# Transliteration / Transcription



## ShakeyX

Quick question with an example.
"Laurie"
Using what I have learnt from the wiki page on transliteration/transcription... Laurie in Russian transliteration; Лаурие but transcribe it to; Лори. Is this correct?

I am just unsure of the difference of the two terms and wondered if anyone could fill me in.


----------



## Maroseika

Transliteration is conversion of a one language script to another according with some system. So whether Лаурие is correct transliteration of Laurie or not, depends on what language this word Laurie is written. If it is English, I'd say transliteration whould be Лаурайе, but if it is French, then Лауриё.
As for the transcription, this is reproduction of pronunciation, therefore Russian trasncription of Laurie depends on how it is pronounced in the original language. If  it is [Lori], it really is Лори for Russian.
For example, transliteration of Maugham is Маугхам and transcription is Мом.


----------



## ShakeyX

So lets go with a Russian word to english.. Машина... transliteration "Mashina"... transcription.. "Mashina"? Right. Can you think of any example where this differs in a real word from russian just so I can see. Or does cyrillic and latin work pretty well together between Russian and English?


----------



## rusita preciosa

I think the better example is when a word's spelling and pronounciation are different
Tough
Transliteration: тоугх 
Transcription: таф


----------



## ShakeyX

rusita preciosa said:


> I think the better example is when a word's spelling and pronounciation are different
> Tough
> Transcription: тоугх
> Transliteration: таф



Shoudlnt that be the other way around?


----------



## Maroseika

ShakeyX said:


> So lets go with a Russian word to english.. Машина... transliteration "Mashina"... transcription.. "Mashina"?

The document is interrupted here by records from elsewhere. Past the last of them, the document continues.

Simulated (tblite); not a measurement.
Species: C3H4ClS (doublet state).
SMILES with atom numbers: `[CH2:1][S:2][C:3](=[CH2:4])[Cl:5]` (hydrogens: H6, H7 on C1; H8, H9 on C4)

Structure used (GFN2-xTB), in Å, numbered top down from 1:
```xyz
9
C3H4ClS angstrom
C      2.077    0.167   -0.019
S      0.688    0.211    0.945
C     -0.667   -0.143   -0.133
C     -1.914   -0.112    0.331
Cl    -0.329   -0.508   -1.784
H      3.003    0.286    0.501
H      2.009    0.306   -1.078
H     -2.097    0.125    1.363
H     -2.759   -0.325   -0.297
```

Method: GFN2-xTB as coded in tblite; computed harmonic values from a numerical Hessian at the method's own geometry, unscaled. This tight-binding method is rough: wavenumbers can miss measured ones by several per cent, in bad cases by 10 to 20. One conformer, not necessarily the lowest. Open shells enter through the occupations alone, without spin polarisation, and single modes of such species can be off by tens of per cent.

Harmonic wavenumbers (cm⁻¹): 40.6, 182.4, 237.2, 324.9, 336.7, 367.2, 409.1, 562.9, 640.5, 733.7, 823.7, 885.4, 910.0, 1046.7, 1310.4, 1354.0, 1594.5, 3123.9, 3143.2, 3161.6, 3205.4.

Shouldn't "mashina" be pronounced in English as [məʃaɪnə] or [məʃi:nə] rather than [maʃina]?



rusita preciosa said:


> I think the better example is when a word's spelling and pronounciation are different
> Tough
> Transcription: тоугх
> Transliteration: таф



Isn't it vice versa?


----------



## ShakeyX

Maroseika said:


> Shouldn't "mashina" be pronounced in English as [məʃaɪnə] or [məʃi:nə] rather than [maʃina]?



So given you know the IPA for the word what letters would you then use to convey its pronunciation (which to clarify is called transcription... right?)  Muhsheenuh?


----------



## rusita preciosa

ShakeyX said:


> Shoudlnt that be the other way around?





Maroseika said:


> Isn't it vice versa?



Yes sorry - I fixed my post


----------



## Maroseika

ShakeyX said:


> So given you know the IPA for the word what letters would you then use to convey its pronunciation (which to clarify is called transcription... right?)  Muhsheenuh?


Yes, transcription reproduces pronunciation.
However what you wrote has nothing to do with IPA and probably represents some other system (wher uh is spelled a). Anyway for the word машина IPA transcription is [mɐˈʂɨnə].


----------



## Ёж!

Maroseika said:


> So whether Лаурие is correct transliteration of Laurie or not, depends on what language this word Laurie is written. If it is English, I'd say transliteration whould be Лаурайе, but if it is French, then Лауриё.


  Just to add: there are lots of transliteration systems (especially for English), and you can always make up your own as well. So, in a sense, every transliteration is correct; that's as long as many transliterations in one series are consistent with one another.


----------



## ShakeyX

Maroseika said:


> Yes, transcription reproduces pronunciation.
> However what you wrote has nothing to do with IPA and probably represents some other system (wher uh is spelled a). Anyway for the word машина IPA transcription is [mɐˈʂɨnə].




Here you are simply transcribing into IPA though which has nothing to do with English. I was querying what the english Transcription + Transliteration of the Russian word Машина would look like. So I can further wrap my head around what that means.

And I know there are many transliteration systems as in.. ж is said to sometimes equal z... or zh... or z with a curved flick ontop. But surely there is only one possible transcription...? Am I right?


----------



## Real_

ShakeyX said:


> Quick question with an example.
> "Laurie"
> Using what I have learnt from the wiki page on transliteration/transcription... Laurie in Russian transliteration; Лаурие but transcribe it to; Лори. Is this correct?
> 
> I am just unsure of the difference of the two terms and wondered if anyone could fill me in.


 Yes, you are right. 
Laurie - транслит. Лаурие; транскрипция Лори.
But.
Машина - translit. Mashina; transcr. Mashyna.
ы - y. (ы sounds like in word -s*y*stem)

ps: transliteration - it's just spelling, almost charming. 
but trascription - it's doubled charming, because of sounding.


----------



## Maroseika

ShakeyX said:


> Here you are simply transcribing into IPA though which has nothing to do with English. I was querying what the english Transcription + Transliteration of the Russian word Машина would look like. So I can further wrap my head around what that means.


Transcription is to represent sounds, for example IPA for машина is [mɐ'ʂɨnə]. Transliteration is to represent letters, it depends on the system you are using to transliterate Russian letters. It would be easier to translitereate it in Spanish where each letter is spelled unambiguously, but with English it's much more difficult, of course. But you may use a system describing each sign like "as in the word X".



> And I know there are many transliteration systems as in.. ж is said to sometimes equal z... or zh... or z with a curved flick ontop. But surely there is only one possible transcription...? Am I right?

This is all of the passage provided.